Select this ticket package to sign up for all four workshops in the Systems Evaluation Toolkit Series and receive a 15% discount on the total cost.

Social Network Analysis Workshop

As a participant, you will work step-by-step through how Social Network Analysis can make relationships, roles, and flows visible and evaluable. The session moves beyond conceptual overviews to focus on application, including: 

  • framing evaluative questions for network inquiry, 
  • designing survey instruments, 
  • mapping relational data, and 
  • interpreting patterns in ways that support learning, strategy, and adaptation. 

Throughout, the emphasis is on evaluative sensing and sense-making via this approach, with examples of helpful tools you can take away. You will leave with increased knowledge and confidence in a technique you can apply immediately to strengthen evaluation in complex environments. SNA will be presented as a concrete example of how systems thinking can be operationalized in evaluation practice. 

Realist Theories of Change Workshop

This half-day, hands-on workshop introduces Realist Theory of Change (RToC) as a practical framework for applying realist thinking in evaluative design, learning, and sense-making. Realist Theory of Change supports evaluators to move beyond generic or compliance-driven theories of change by making causal assumptions explicit, testable, and responsive to context. 

Realist evaluation looks at systems and asks how outcomes actually happen—through which mechanisms, and in which contexts—rather than assuming a single, linear path that works everywhere. It asks, “What works, for whom, and in what circumstances?” Using this lens helps make your theories of change more specific and easier to evaluate.

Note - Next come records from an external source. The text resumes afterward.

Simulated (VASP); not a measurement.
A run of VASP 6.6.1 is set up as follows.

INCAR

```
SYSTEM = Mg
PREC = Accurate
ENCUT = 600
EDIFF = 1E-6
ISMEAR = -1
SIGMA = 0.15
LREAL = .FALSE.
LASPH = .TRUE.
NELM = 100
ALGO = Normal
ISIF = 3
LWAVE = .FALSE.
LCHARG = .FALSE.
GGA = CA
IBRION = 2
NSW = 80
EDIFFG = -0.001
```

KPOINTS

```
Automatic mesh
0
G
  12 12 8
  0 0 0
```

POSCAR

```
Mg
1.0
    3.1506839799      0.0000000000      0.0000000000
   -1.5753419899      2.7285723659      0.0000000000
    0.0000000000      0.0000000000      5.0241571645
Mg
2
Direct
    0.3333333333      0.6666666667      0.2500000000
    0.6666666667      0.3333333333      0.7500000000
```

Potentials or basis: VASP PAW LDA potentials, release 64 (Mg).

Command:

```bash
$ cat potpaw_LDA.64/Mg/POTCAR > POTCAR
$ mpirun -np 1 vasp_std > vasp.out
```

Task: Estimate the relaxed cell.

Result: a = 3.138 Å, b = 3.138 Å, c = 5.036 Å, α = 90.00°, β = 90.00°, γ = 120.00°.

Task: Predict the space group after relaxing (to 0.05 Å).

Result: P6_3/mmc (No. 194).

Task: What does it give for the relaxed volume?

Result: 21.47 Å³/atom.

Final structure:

As a participant, you will work step-by-step through how Realist Theory of Change  can be used to articulate and examine causal hypotheses in complex systems. After a brief conceptual overview, we will spend our time focused on application, including: 

  • Articulating (and documenting) context as causal infrastructure 
  • Distinguishing between program resources, participant reactions, and hypothesized change 
  • Drafting disciplined, testable change statements 
  • Disambiguating outcomes for predictive and evaluative clarity 
  • Mapping outcomes onto any number of impact frameworks to support analysis and interpretation 

We will emphasize evaluative sensing and sense-making using realist logic, and use structured exercises to begin application to your own real-world evaluation challenges. We will use RToC to turn systems-thinking concepts into concrete evaluation practice, supporting ongoing inquiry, collective insights, and even productive disagreement along the way.  

Critical Systems Heuristics Workshop

This half-day interactive workshop will build your capacity with an introduction to boundary critique and Critical Systems Heuristics (CSH). Critical Systems Heuristics is a structured way to surface and examine the assumptions and values that shape how a system works and how we evaluate it.  

As a participant, you will work step-by-step through the four domains of CSH (motivation, control, knowledge, and legitimacy), applying structured questions to real evaluation contexts. Through a mix of knowledge sharing, individual application, and facilitated discussion, the workshop supports participants to: 

  • surface boundary judgments, 
  • distinguish aspirational from actual experience, and 
  • examine how values, power, and perspective shape systems. 

Drawing on the facilitators applied practice in philanthropy, Indigenous governance, and professional development settings, this session presents CSH as a practical, learnable method for ethical sense-making. 

Outcome Harvesting Workshop

This half-day, hands-on workshop introduces Outcome Harvesting as a practical, learning-oriented evaluation approach suited to complex systems where change is distributed, emergent, and not fully predictable in advance. The workshop focuses on building a clear understanding of the method, with emphasis on evaluation use, learning, and adaptation. 

As a participant, you will work step-by-step through the six steps of Outcome Harvesting, which we have organized as a circle. For each step, we will move from conceptual grounding into applied practice, including: 

  • Framing Useable Questions that reflect multiple types of change; 
  • Designing the harvest, including roles, definitions, and data sources; 
  • Collecting and tagging data to develop evidence descriptors; 
  • Collating evidence descriptors to surface outcome hypotheses; 
  • Engaging knowledge-holders to strengthen, correct, and contextualize those hypotheses; 
  • Interpreting outcomes using contribution and salience analysis to support adaptation, strategy, and system-level learning. 

Throughout the workshop, emphasis is placed on evaluative sensing and sense-making: learning to notice patterns of change, ask better questions about contribution, and engage stakeholders in reflective interpretation. Examples and exercises draw on over a decade of applied Outcome Harvesting practice in local contexts, including experience alongside Indigenous-led work where relational accountability, contextual integrity, and respect for multiple ways of knowing are central.